I am not opposed to same-sex marriage as policy, but I do not believe that same-sex marriage is required by the Constitution of the United States. I doubt very much whether it is required under any reasonable interpretation of any state constitution. In reply to an anonymous interlocutor (AI) on my Keloland site, I wrote this:
Banning gay marriage does not "discriminate against a group of people by denying them rights enjoyed by other groups." Under such laws, a gay man can marry a woman but not another man. A non-gay man has exactly the same rights. Whatever may be wrong with traditional marriage restrictions, it isn't equality.
Happily, I received a response, presumably from the same A.I.:
So a predominately homosexual society banning heterosexual marriage would comport with your definition of equality?
To which I reply: yes. A law that allowed a person to marry another of his or her own sex but not to marry someone of the opposite sex, so long it was applied the same way to all persons, would satisfy the standard of equality before the law. Treating everyone the same regardless of who they are is what equality means. I don't think that is merely "my definition;" rather, it is the very heart of that concept.
That doesn't mean, of course, that the law proposed above would be a good law or a just law, it just means, as I said, that whatever is wrong with it, it isn't inequality.
AI goes on:
Telling a heterosexual person they can marry a person they are physically compatible with while denying that right to a homosexual person hardly meets a reasonable definition of equality under law.
I am not at all certain what "physical compatibility" means here. I cannot imagine any obvious way that two men are more physically compatible than a man and a woman. Well, actually I can, but I won't elaborate. I suspect that what AI means is that homosexuals are attracted to persons of the same sex, just as heterosexuals are attracted to persons of the opposite sex; so, allowing the one group to marry those they are attracted to, but not the other group is not equality.
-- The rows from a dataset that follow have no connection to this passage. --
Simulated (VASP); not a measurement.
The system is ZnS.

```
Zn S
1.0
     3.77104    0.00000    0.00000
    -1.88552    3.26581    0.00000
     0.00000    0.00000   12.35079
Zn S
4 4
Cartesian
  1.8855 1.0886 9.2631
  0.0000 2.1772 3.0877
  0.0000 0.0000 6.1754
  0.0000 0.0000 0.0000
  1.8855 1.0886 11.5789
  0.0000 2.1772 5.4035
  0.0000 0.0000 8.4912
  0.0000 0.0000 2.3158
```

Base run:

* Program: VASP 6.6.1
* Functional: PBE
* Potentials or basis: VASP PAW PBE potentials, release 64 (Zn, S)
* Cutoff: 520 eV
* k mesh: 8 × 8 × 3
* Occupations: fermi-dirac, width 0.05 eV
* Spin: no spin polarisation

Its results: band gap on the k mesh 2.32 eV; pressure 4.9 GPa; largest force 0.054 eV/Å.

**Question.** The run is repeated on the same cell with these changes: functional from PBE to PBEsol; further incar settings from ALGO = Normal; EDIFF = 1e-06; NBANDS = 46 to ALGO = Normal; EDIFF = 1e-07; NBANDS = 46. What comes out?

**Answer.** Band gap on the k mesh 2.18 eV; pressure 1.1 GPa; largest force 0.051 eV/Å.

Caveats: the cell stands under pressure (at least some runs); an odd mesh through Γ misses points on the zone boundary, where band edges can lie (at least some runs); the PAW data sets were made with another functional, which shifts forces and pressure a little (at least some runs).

But that argument also fails. No one, heterosexual, homosexual, bisexual, transgendered, etc, gets to marry whomever he/she is attracted to. No one is allowed to marry his daughter, sister, or mother, regardless of how "physically compatible" they may be. No two people can marry a third. A State might forbid marriage between first cousins or even second cousins. So long as these restrictions are applied equally to all, regardless of race, creed, color, or sexual preference, they involve no inequalities.
A final argument against different-sex restrictions on marriage makes an analogy with laws against miscegenation. This fails as well, on logical grounds. The purpose and presumed effect of banning inter-racial marriage was to make sure that discrete and insular minorities remain discrete and insular. Or, to use the language of Plessy, the purpose was to prevent "commingling" between the races. Whatever different sex restrictions on marriage may do, they do not inhibit commingling of homosexuals with heterosexuals.
So I see no valid argument that constitutional principles require the legalization of same sex marriage. I also made this argument about motive behind the thirty states that have passed different-sex restrictions on marriage:
I would like to think that the opposition is rooted in irritation at the Courts. California was one of the states where the State Supreme Court tried to enact gay marriage by legislative fiat. The same thing happened in Massachusetts, and would have been overturned their if the state constitution had not allowed the legislature to block the popular will.
AI responds:
As for 30 states banning gay marriage in response to court actions, I doubt it. There was no court action in SD prompting voters to ban same-sex marriage. I doubt Mormon support for 8 in California was anything more than religious bias (bigotry) against homosexuality. I am not accusing you of bigotry. However, I do believe defending the notion that trying to define otherwise arbitrary lines between judicial activism and legitimate legal interpretations justifies a Proposition 8 serves to offer cover for bigots.
Persons of traditional faith have the right hold what opinions they do about the sanctity of marriage. Perhaps it is not the best political strategy to call them bigots. I notice that you mention the Mormons, but not African-Americans who, as I pointed out, may have put Prop. 8 over the top. Selecting your targets in such a way might on its own be at least a soft form of bigotry.
I did not vote for the recent constitutional amendment banning same-sex marriage in SD. But I have close friends who did, some of them deeply involved in that initiative. I can tell you that they were thinking of little else but the actions of various courts around the nation. There has been a movement nationwide to establish same-sex marriage by judicial fiat. I can also tell you that when discussing this with people who are deeply opposed to same sex marriage (and that includes a lot of discussions with a lot of people), I never heard anyone express a contempt for homosexuals. I did hear frequent contempt for liberals who want to trump the legislative process have judges write their own opinions into the text of the various constitutions. So I think you are wrong with regard to the motives behind the movement.